25 September 2015

A slightly disappointing speech

It is probably bad form to compare the pastoral styles of two different ecclesiarchs serving two highly different flocks, but it is what I intend to do here – briefly, anyway – and so I shall endeavour to do so with care and with caritas. I was in Saint George Cathedral in Worcester, Massachusetts on the 19th of July this year, when our Patriarch, His Beatitude John X of Antioch and All the East, came to visit the United States from Syria. I confess to having been awed at the presence of His Beatitude, who has already borne so much spiritual responsibility for a profoundly endangered flock, and who, living as he has done in Syria in the midst of the political turmoil, has already seen so much of the fear, flight, need, bloodshed and material wrack of the civil war – and yet faced it without growing bitter or cynical. In light of this spiritual strength he showed, I made it a point to listen with care to his homily.

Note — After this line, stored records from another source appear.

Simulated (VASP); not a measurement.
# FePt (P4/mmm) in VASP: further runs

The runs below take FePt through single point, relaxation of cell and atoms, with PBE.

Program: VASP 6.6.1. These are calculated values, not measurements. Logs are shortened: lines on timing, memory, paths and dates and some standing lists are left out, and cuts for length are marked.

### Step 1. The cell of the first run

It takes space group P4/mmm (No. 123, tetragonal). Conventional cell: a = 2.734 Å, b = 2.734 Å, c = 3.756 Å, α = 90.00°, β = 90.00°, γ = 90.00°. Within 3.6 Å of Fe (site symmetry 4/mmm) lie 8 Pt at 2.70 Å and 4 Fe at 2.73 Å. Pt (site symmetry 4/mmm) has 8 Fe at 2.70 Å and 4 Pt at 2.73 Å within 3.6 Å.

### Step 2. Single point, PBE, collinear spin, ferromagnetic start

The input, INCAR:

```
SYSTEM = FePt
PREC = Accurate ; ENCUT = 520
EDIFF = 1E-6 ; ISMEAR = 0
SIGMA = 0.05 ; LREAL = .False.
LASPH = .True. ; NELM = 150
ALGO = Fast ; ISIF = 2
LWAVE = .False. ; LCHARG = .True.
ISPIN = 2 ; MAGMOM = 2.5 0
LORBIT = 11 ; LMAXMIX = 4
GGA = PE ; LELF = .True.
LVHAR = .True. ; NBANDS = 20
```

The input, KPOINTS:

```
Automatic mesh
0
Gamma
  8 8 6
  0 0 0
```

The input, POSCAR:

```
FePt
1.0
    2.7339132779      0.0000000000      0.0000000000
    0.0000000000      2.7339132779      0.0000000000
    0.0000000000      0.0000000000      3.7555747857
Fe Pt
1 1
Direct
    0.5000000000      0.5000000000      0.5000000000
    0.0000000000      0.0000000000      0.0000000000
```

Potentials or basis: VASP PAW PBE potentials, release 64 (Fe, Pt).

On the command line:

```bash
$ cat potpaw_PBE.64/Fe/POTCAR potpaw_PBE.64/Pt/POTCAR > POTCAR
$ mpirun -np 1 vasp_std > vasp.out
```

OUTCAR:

He spoke to us both in English and in Arabic. His homily was concise, pointed and direct, having very much to do with the specific geopolitical situation from which he had emerged. Even in the midst of killings, repressions and abductions (including those of Metropolitan Paul of Aleppo and Mar Gregorios Yohanna Ibrahim), he bore both words of hope – that Christians through Christ are the light of the world even in the midst of such darkness – and of exhortation, of challenge. Christians must stay in the Middle East; ‘we cannot imagine the Middle East without the existence of Christians’. The hopeful message, that of familial and organic oneness in Christ, even throughout the world; and the challenge, an unpopular message to hear in some quarters (including official ones) who would rather that Middle Eastern Christians did not exist, that Christ’s family must be rooted in its own homeland – both were delivered in gravitas, in a language which bore the full weight of the subject.

On the other hand, Pope Francis’s speech to Congress (of which the full text may be found here, courtesy of Mark Shea), though longer and more wide-ranging, was mildly disappointing and, I dare say, overly-diplomatic. I must first caution, that I do not have that many problems with Pope Francis’s stated anthropology and politics, on the occasions where he does state them clearly and unambiguously. I have absolutely no problem with his care for immigrants and refugees, with his advocacy for the environment, with his solidarity with the poor. I was delighted when he mentioned, in particular, Dorothy Day. Yet the diplomatic way, even the America-centric way, in which he delivered his remarks, offered little but flattery to the Senate he was addressing. In no sense, listening to his remarks, would one be called to mind that there might be a moral crisis of any kind facing that same chamber! Pope Francis came close, so infuriatingly close, on two points: on abolishing the death penalty and on ending the arms trade. On other evils, like homelessness, hunger, unemployment, abortion… his address was, shall we say, more oblique.

I wonder if part of this diplomatic approach may be an attempt to ward off certain popular conceptions of his political agenda. Certainly misconceptions about Pope Francis abound, as does ridiculously stupid commentary on the same (most of it from The Federalist and First Things). But these are ultimately surface-level problems. The big problem is an ecclesiological one. Listen to how he is introduced to Congress by the Speaker: ‘Pope Francis of the Holy See’. He is not presented in his religious capacity; he is speaking to them as the political sovereign and head of the nation-city-state of the Vatican. We shouldn’t be surprised that he is speaking with the eggshell caution of a diplomat, when those are in fact the terms on which he is engaging Congress – as a visiting, secular head of state to a foreign nation! (Thanks be, though it’s hardly a surprise, that his sense of decorum and respect clearly exceed those of Benjamin Netanyahu.)

This is one of the dangers that haunts the unbalancing of relations between Church and state. Praxis follows from doxa: if the Church takes on the powers and privileges of the state, and organises itself along the same lines as the state, we should not be surprised when it begins to act like a state amongst other states. A millennium ago, when the ‘reforming’ Popes of post-Schismatic Rome began to see themselves as the head of their own state, in the same capacity as feudal kings, they began to wrangle with kings over rights of episcopal nomination and investiture. (The reverse danger, of course, is what has historically haunted the Orthodox clerics: the abdication of powers over Church matters to secular authorities.) But papocæsarism, as can be seen, does not always embolden the clerical authorities which assume the secular authority of states.

None of this is meant to bash Pope Francis, of course. As I said, when he explicates clearly his views on society and politics I find I agree with him far more often than not. At the same time, after his speech to Congress, as such a supporter I found my expectations somewhat deflated.